Reputation: 3190
I have a pandas DataFrame, and I want to select rows for which a certain set of values are True.
df = DataFrame([[True, True, True], [True, False, True], [True, True, False]], index=['a', 'b', 'c'], columns=['val1', 'val2', 'other'])#, columns=['val1', 'other'])
# example DataFrame:
val1 val2 other
a True True True
b True False True
c True True False
I want the rows for which any column whose name contains the string 'val' has a value of True. In the case of this example DataFrame, this means that I care about the values in columns 'val1' and 'val2'. This selection is easy if I know the specific names of those two columns:
cond = df['val1'] & df['val2']
df[cond]
# gives me:
val1 val2 other
a True True True
c True True False
So far so good. However, in my actual use case I don't know how many 'val' columns there will be, or what their exact names are.

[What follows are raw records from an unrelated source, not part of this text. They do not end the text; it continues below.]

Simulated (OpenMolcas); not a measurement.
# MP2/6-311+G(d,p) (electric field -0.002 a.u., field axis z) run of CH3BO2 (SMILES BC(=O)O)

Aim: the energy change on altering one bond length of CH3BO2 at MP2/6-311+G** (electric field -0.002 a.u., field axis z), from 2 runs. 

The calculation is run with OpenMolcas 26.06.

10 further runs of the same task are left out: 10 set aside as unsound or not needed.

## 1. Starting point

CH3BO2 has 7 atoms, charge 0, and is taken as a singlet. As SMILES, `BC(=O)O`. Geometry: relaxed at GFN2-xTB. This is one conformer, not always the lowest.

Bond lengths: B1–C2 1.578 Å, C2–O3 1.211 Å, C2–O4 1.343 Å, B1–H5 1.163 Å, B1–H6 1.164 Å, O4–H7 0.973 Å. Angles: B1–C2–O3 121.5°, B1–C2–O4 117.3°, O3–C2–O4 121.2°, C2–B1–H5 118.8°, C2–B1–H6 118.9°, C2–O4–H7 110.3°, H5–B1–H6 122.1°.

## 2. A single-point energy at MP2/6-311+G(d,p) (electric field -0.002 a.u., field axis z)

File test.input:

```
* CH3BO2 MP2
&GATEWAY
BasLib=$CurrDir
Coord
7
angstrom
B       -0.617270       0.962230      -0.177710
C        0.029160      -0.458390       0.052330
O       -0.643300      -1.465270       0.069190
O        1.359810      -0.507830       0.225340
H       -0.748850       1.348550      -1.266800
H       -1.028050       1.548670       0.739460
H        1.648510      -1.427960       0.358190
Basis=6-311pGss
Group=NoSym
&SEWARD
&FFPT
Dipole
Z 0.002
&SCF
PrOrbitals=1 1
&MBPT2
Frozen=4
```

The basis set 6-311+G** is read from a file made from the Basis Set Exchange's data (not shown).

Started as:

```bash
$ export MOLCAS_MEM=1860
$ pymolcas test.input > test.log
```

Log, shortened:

I know how to get all of the 'val' columns:
df.columns[df.columns.str.contains('val')]
# gives me:
Index([u'val1', u'val2'], dtype='object')
But how do I put these together? Given an arbitrary-length list of column names, how can I use boolean indexing to get rows for which those columns have True values?
Upvotes: 0
Views: 552
Reputation: 210842
you can do it using filter() and all() functions:
In [194]: df[df.filter(like='val').all(axis=1)]
Out[194]:
val1 val2 other
a True True True
c True True False
Upvotes: 1
Reputation: 42875
Use .all(axis=1)
(see docs):
df[df.loc[:, df.columns.str.contains('val')].all(axis=1)]
Sample data for illustration:
df = pd.DataFrame(data=np.random.choice([True, False], (5, 6)), columns=['val_{}'.format(i) for i in range(5)] + ['other'])
val_0 val_1 val_2 val_3 val_4 other
0 True True True True True False
1 False True True True False False
2 False False True False True True
3 True False False False True True
4 False True True True False False
df[df.loc[:, df.columns.str.contains('val')].all(1)]
val_0 val_1 val_2 val_3 val_4 other
0 True True True True True False
Upvotes: 1